Question

If A and B are complementary angles then ${\sin ^2}A + {\sin ^2}B =$A. $0$B. $\dfrac{1}{2}$C. $2$D. None of these

Hint: First of all, write the two angles in terms of one angle as their sum is equal to ${90^0}$ (since complementary angles). Then find the result by using trigonometric identities. So, use this concept to reach the solution of the problem.

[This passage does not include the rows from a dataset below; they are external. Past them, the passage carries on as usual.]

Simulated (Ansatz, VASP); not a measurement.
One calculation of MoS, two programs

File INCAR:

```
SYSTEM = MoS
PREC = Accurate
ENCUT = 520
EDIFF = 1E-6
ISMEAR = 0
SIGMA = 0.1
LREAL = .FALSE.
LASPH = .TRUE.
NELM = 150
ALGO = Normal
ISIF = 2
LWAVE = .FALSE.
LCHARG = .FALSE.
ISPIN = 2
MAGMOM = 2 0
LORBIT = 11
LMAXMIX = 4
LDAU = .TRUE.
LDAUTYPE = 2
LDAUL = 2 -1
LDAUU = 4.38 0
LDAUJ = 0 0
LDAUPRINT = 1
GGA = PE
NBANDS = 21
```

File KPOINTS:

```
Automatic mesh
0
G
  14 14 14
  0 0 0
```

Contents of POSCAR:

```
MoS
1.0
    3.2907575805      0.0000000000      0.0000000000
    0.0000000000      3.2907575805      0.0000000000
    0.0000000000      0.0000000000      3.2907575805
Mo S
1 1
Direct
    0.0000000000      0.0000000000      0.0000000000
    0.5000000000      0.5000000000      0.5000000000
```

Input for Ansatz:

Complete step-by-step solution -
Given that angles A and B are complementary angles.
So, $A + B = {90^0}$
$\Rightarrow A = {90^0} - B.......................................................\left( 1 \right)$
To find ${\sin ^2}A + {\sin ^2}B =$
$\Rightarrow {\sin ^2}\left( {{{90}^0} - B} \right) + {\sin ^2}B$
We know that $\sin \left( {{{90}^0} - x} \right) = \cos x$
So, we have
$\Rightarrow {\cos ^2}B + {\sin ^2}B$
We know that ${\cos ^2}x + {\sin ^2}x = 1$
By using the above formula, we get
$\Rightarrow {\cos ^2}B + {\sin ^2}B = 1$
Therefore, ${\sin ^2}A + {\sin ^2}B = 1$
Thus, the correct option is D. None of these

Note: We can write $\sin \left( {{{90}^0} - x} \right)$ as $\cos x$ because their values do not change and they lie in the same quadrant. Two angles are said to be complementary angles when the sum of their individual angles is equal to ${90^0}$.